A lexer is a quite self-contained piece of code and it ought to be simple to
unit test. Probably just as easy or even easier to write a proper test than to
manually verify the behavior once in a running IDE. To make this as easy as
possible, there should be a test framework in the Lexer API which particular
language lexers can reuse. For example,
assertLex(HTMLLanguage.description(), /*some config maybe*/...,
"[BLOCK_COMMENT]<!-- ... -->[WS]\n" +
The assertLex method would strip out any recognized token IDs inside square
brackets, parse the remaining text, and verify that its tokenization follows the
specified sequence. (Of course you could extend this to check information about
embedded languages, etc.) The idea is to make the unit tests as short, readable,
and intuitive as possible.
Currently there is only a support for randomized testing in
org.netbeans.lib.lexer.test.TestRandomModify that allows to specify the
probability for specific chars and strings but it only compares the
incrementally updated token list with a batch lexed one. It does not check the
proper identity of the individual tokens.

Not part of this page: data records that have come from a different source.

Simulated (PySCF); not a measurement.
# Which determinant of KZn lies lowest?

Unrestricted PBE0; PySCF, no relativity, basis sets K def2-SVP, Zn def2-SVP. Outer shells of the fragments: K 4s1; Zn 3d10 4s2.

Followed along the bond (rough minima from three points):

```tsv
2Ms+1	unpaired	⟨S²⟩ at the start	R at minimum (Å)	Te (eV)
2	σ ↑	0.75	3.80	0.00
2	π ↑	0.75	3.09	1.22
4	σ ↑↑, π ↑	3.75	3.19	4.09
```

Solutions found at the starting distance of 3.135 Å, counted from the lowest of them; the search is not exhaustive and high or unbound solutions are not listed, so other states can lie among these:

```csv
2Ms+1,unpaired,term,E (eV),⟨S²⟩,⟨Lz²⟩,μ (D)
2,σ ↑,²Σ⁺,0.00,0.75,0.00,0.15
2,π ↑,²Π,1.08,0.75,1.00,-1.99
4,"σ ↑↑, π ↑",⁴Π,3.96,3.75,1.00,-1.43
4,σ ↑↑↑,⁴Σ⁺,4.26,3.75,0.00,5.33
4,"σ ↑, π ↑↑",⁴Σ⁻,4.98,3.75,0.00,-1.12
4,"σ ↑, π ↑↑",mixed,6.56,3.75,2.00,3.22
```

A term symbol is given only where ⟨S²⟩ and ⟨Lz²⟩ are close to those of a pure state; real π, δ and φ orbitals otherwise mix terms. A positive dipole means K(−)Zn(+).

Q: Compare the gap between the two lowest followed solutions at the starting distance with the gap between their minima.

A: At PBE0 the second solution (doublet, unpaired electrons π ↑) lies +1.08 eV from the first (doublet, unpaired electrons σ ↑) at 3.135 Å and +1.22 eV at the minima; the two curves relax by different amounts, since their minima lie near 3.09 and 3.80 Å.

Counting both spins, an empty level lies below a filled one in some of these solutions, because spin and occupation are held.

It's true that with the declarative stuff the tests like e.g. JavaLexerBatchTest
could become more terse and could be written more quickly so I like this idea.
Some time ago I've made LexerTestUtilities.checkTokenDump() that gets an input
file as parameter and produces a text output describing the created tokens from
the input (please see the javadoc of the method). The output is written to a
file in the same directory with "tokens.txt" appended if such file does not
exist yet and the test fails notifying the user that the file was created (user
should check whether the produced tokens match expectations). If the output file
already exists its content is compared against the produced output and the test
would fail if the contents would not be exactly the same.
As I was coding it I have added some features like multiple inputs (virtual
EOFs), test naming and special chars. I'm using extra lines for control
sequences and interleave the directives with dots to distinguish them from
regular input. The input specification could be rewritten to xml if desirable.
Please see in lexer: TokenDumpTest, TokenDumpTestFile.txt (for control
directives) and in java/lexer: JavaTokenDumpTest and testInput.java.txt and
testInput.java.txt.tokens.txt for using it to test java lexer correctness.
If this would suffice I would then close this issue.